The Burdens of Young Musical Geniuses

Nov. 13, 2005 — -- Samuel Johnson was 13 when his life changed forever.

The young cello prodigy won the Sphinx competition for African-American and Latino string musicians.

"It was completely incredible," Johnson said. "I was competing against people that are coming from big schools, competitive areas. When they said I won, I didn't believe it. You know, I was stunned."

He toured the country, playing sold-out concerts. He had cello lessons with Yo Yo Ma, and met famed musicians Itzhak Perlman and the late Isaac Stern.

And behind every great young talent is usually a very involved parent -- in this case, Gretta Johnson, Samuel's mother.

"I am the one who pushes it," she said.

Samuel is one of nine adopted children in a financially strapped family.

"The whole family had kind of invested all of our time and resources so that he could do what he wanted to do," Gretta said.

Adolescence as a Road Block

Her talented young son seemed to have the world at his feet, but his smile masked deep unhappiness. As Samuel hit his mid-teens, his skyrocketing career didn't seem as fun as the carefree life of his peers.

"The fact that they could just go to school every day and hang out and be on the basketball team and the football team," Samuel said. "Just having a normal every day life -- and I think for me I always wanted that, always longed for that."

Samuel's good looks attracted plenty of girls, and he began to stay out all night. During a critical point in his development, he was leaving the cello behind.

"Adolescence is probably the most critical time," said Dr. David Feldman, a professor of child development at Tufts University. "If the talent can be sustained through that period, the chances are much greater that that child will have the opportunity to continue in that area as a young adult."

Unable to control Samuel's behavior, his parents sent him to a wilderness camp and then to a yearlong boarding school. When Samuel returned, he'd made a momentous decision about his music.

"I decided that it was something that I was going to put on the shelf indefinitely," Samuel said. "I felt like I shouldn't be in that spotlight. I shouldn't be there unless I had a more secure feeling with who I am."

Dealing with Parents' Expectations

Telling his parents was the hardest.

I was "really hurt and really angry with Sam that he would throw it all away," Gretta said.

"Our relationship has been strained a lot," Samuel said. "Even to this day, it's still strained."

What once seemed wonderful was now a burden to the Johnsons. That's a struggle that Vanessa-Mae Nicholson (who uses only her first name professionally) knows well.

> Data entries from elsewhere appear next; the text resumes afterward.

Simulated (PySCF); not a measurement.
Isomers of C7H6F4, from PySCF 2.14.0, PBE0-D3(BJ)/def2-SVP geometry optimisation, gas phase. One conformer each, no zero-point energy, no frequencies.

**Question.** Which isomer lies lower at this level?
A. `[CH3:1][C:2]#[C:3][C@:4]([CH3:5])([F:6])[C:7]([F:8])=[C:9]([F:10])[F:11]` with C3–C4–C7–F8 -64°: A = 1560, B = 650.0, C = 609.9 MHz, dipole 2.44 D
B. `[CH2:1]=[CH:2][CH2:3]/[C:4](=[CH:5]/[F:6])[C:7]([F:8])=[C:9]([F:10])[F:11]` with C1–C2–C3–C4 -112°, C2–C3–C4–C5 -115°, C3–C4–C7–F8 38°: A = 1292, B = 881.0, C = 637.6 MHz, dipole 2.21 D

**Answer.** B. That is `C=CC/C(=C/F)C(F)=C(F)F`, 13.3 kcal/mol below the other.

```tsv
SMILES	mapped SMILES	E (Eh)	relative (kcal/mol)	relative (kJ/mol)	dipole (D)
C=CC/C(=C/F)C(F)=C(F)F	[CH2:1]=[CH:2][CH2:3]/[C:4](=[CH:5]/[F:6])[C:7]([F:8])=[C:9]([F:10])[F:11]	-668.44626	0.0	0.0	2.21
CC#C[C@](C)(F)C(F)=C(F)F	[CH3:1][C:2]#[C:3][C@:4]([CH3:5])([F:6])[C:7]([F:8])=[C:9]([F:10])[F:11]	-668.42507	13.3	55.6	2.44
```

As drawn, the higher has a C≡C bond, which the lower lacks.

Vanessa-Mae began her career before she hit her teens, playing classical concerts. She then branched out as a crossover artist, even playing with Janet Jackson.

Now a successful 27-year-old woman, she still remembers the sacrifices she had to make.

"It was just a nonstop treadmill, from age 15 to 20, of just promotion and recording and touring," Vanessa-Mae said. "And that was nonstop. And I don't think I saw any of my school friends for five years, basically."

When she decided to stop having her mother manage her career, the sacrifice extended to her personal life.

"It was very tough," Vanessa-Mae said. "And we haven't really spoken for the last five years or so."

Different Paths, Painful Choices

For Samuel Johnson, the right thing was to stop the roller coaster ride.

"Music is something that I'm learning to really enjoy for just the sake of playing music. Not the things that come along with music," Johnson said.

For Vanessa-Mae, the right thing to do was to continue the journey.

"I'm so lucky that I have found a profession that actually, to many people, is just a hobby," she said. "But I get to do that every day, and I love it."

Vanessa-Mae and Johnson took different paths that both lead to painful choices.

"What we can learn from prodigies and learn about ourselves," Feldman said, "is that for any of us, prodigies included, to have the opportunity to do in this world what we might be able to do with our gifts and talents and abilities is a very challenging process."